The filing times are an interesting example of how variable the tea leaves are for gauging timing. The likely precursor patents for Vega's rasterizer are significantly older, for example. In the CPU realm, there's some recently published patents concerning store to load forwarding with a memfile that align with recent optimization guidance concerning keeping loads and stores occurring in a region close together in the code, and trying to keep them sharing the same base and index registers without modifications. This allows a form of value prediction using just a subset of the offset address to serve as a path for using rename registers and the renamer to forward a store rather than the load/store unit.
The primitive shader patent does seem to align with the aspirational long-term goals of the Vega whitepaper. However, that leaves questions as to whether this patent represents a long-term direction, the full use of the NGG path that Vega had in parallel with its standard path, a non-buggy version of it, or possibly a case where Vega's culling-only offering represents how much they could fit in amongst the gaps in the standard hardware.
Perhaps it's also a cautionary tale for those that get hyped about patents. Sometimes even nifty ones can turn out to be meh.
Long ramble ahead:
There are other hints that are intriguing, though some raise further questions.
There is a claim concerning an opcode for accelerating screen space partition coverage checks, which the Vega ISA has specifically for 4-engine GPUs.
Vega's supposed fully working path and the patent still have the rasterizer as a final culling point, although there is a vast gap in capability between the two primitive shader concepts.
The whitepaper hints at an architectural ability to shift from using the parameter cache to the L2, in a potentially inflexible way. This raises questions like whether Vega could literally have two paths in parallel, or are parts of them overlapping and repurposed like the path that chooses between the cache types. Could the inability to produce a working implementation, with the compiler-driven model exactly what AMD initially promised, for even the first step at only culling stem from bugs or the difficulties in getting an effective implementation with an architecture that might be awkwardly straddling both sides?
There's discussion in the patent about assigning ordering identifiers, and the ISA has a POPS counter mode.
Perhaps one notable change that's hard to tease out externally is the fate of the primitive setup to rasterizer crossbar that the patent claims poses a practical ceiling exactly where GCN has maxed out its shader engines.
Vega, if it implemented the patent, shouldn't need it but is structured like it does. Could it be that the GPU has it anyway for backwards compatibility, or could Vega have emulated the old functionality with the new? There are hints of new culling methods in the Vega ISA that might align with the compaction steps, and the opcode for partition is part of the export process. If it was emulating the old way with new, what would it mean that no one has noticed?
It would seem fully embracing this would give "scalability" for those looking ahead to future GPUs.

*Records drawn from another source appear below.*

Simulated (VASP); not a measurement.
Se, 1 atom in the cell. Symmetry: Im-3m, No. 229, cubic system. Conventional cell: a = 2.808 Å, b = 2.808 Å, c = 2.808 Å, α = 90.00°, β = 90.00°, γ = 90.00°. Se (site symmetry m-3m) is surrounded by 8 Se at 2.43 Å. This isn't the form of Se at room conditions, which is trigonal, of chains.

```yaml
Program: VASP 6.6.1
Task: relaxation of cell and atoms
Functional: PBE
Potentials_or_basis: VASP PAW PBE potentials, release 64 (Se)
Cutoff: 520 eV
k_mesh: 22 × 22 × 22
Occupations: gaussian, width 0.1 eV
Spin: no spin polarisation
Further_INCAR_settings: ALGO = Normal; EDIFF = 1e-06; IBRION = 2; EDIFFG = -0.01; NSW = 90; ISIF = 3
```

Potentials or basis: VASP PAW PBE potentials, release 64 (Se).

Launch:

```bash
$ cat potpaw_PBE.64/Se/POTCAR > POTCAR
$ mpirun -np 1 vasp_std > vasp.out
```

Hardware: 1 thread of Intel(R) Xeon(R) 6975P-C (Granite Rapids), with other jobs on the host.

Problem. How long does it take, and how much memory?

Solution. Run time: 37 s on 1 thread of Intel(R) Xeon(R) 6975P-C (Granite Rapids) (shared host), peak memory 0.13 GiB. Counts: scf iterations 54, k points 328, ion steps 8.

The local data store is an odd duck. It acts at some times like the LDS for parts of the process, but there's some cross-unit or global usage that doesn't mesh. This again calls back to that blurb about opting to use the new larger parameter cache or just going for stream out. If it's the memory hierarchy, in some ways I'd question if it's a fair characterization that the patent has abandoned crossbars, since the L2 itself uses a crossbar--which has been under load before and getting more use now that the ROPs use it too (and people are stuck wondering about why the memory subsystem seems like it just can't leverage memory bandwidth as well as they thought it should).
The combined shader stage patent aligns with the GFX9 driver changes for just that type of merge. I'm hazy on whether those are even optional for GFX9.
The touted efficiencies, more compact allocation, fewer intra-stage barriers, and less tracking overhead haven't shown up in comparisons with GFX8, though.
It makes the individual shaders more complex, and there's a bit of driver intervention for adding code to handle a mismatch in vertex wavefront count to later geometry shader ones in order to put excess geometry shader ones to sleep while copying vertex output from one combined shader to another.
The shifting granularities and masking point to a place where it'd be nice if the hardware could handle divergence better, as some other patents that might not be used have brought up. The tradeoffs for both patents on programmable hardware that has only mildly evolved from an era that predates these new use cases might be more complicated versus a GPU that committed fully to the newer concepts.